For the last couple months I’ve been preparing to write my last art and craft column for the local newspaper I’ve been writing for since 1998. After I received a contract termination letter in early November, I resigned myself to the fact that I had been canned from my freelance position.
This was a first for me. Until that letter arrived, I had never been terminated from a job – ever. Even though the newspaper was terminating all the freelance contracts and intellectually I knew the letter was not intended as a personal attack, I couldn’t help but feel like a total loser.
The letter mentioned that someone from the company might “reach out” if they wanted to continue working with me, but I wasn’t holding my breath. I surrendered to the universe and did not plead for my job or try to make a case for why they should keep me on when the reorganized newspaper company launches in early February. Instead I just focused on moving on, wondering what I would feel like once I shed my newspaper columnist title. Even though I’ve been publishing my own magazine for more than a year, it’s nice to have a legitimate title that I didn’t make up myself. There’s a certain credibility in that.
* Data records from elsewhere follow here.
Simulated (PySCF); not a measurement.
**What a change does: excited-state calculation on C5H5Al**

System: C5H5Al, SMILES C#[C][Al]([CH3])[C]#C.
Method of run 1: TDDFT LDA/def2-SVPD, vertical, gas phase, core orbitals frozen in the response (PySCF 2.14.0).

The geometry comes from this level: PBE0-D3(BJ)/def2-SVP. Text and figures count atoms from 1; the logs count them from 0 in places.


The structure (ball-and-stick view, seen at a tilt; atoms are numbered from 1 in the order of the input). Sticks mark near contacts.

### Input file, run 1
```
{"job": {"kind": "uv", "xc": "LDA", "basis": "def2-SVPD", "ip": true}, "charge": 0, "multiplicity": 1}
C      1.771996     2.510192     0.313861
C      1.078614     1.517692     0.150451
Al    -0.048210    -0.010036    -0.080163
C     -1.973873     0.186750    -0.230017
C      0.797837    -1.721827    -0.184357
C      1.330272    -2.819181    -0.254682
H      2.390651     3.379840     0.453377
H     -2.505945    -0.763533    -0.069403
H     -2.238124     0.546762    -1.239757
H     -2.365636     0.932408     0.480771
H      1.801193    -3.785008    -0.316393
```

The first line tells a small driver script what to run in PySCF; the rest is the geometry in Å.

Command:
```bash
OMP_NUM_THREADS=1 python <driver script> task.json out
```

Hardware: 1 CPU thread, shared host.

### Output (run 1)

Last week, my husband and I went on a walk around the neighborhood during which we brainstormed ways to expand my handmade business and publish more of my work. I also lamented a bit about how I was going to thank my readers for giving me the opportunity to write exclusively about what I loved for roughly three years. Had they not responded positively, the jig would have been up much sooner. How was I going to wrap up the best print journalism gig I’ve ever had?
Turns out I won’t have to figure that out – at least not yet. Jeff and I returned home from our walk to find a thick envelope in the mailbox. It was a contract for me to keep writing my column for an expanded statewide audience.
“You’ve got to be kidding me,” I said, not sure what to make of it.
It’s no secret that I LOVE writing about art and craft, so it should come as no surprise that after a couple days of reflection, I decided to take the company up on its offer. (And, yes, I am aware that this opens me up to the very real possibility of being terminated from the same gig a second time.)
The strange part is that I still feel like I’ve had the wind knocked out of me. It really stunk to receive a termination letter followed by weeks of corporate silence. I had no reason to believe I would be part of the new media product and I was preparing myself to show as much grace as possible in the event that a lower-priced replacement writer was brought in. I just prayed that he or she would at least know the difference between knit and crochet. I had trouble sleeping even though I was telling people that I was “moving on.” And despite the fact that the newspaper column is not a lucrative gig by any means, it’s more than just a job to me. I love talking to people about what they make. I enjoy having a weekly dialog with newspaper readers, and I have a special place in my heart for those who don’t have any desire to go online and follow me on Twitter.
And, sadly, I’m one of the lucky ones. Many of my former colleagues lost their jobs in the latest round of cuts (or the two or three rounds before that), with many of them deciding to call it quits and exit the unstable journalism industry once and for all. As a society we lose each time another seasoned journalist loses a job or decides to change careers.
I’m not sure how long it will take for the industry to stabilize, but I hope it happens soon. Journalism is key to protecting our democracy. (Yes, I recognize that my column is more entertainment driven than democracy-protecting, but you get my drift. And for the record, I’ve done my share of hard news coverage and still perfectly capable of it.)
So I guess this means I’m back, even though I never actually left. My apologies to those who I upset with news of my termination. Now I’m wishing I could have spared you all the drama. And thanks to all of you who have written kind notes and said encouraging things about my work. I continue to be amazed by the kindness of strangers and kindred spirits who seem to know exactly when to send me a show of support. Thank you so much!
I’m grateful for the opportunity to continue to be a newspaper columnist and plan to make the most of the experience while it lasts. I hope you’ll come along with me on this next leg of the journey. Since my new audience stretches beyond West Michigan, I plan to adjust my coverage accordingly and I’m excited to see where this leads. You’re invited to send your story ideas to firstname.lastname@example.org and help me cover the art & craft in the mitten like never before. You can start by introducing yourself and telling me what you make.
Here’s to second chances and unexpected good news.
P.S. I had my husband take the ridiculous photo at the top of this post in the freezing cold after I signed my new contract. I don’t usually sport giant doilies on my back AND rainbow aprons when I go out on column interviews – although that would explain the initial termination. : ) I also don’t draw very well, so the photo was my attempt at creating a caricature of myself. Did it work? Not so sure. Ah, well, celebrate your quirks, my friends.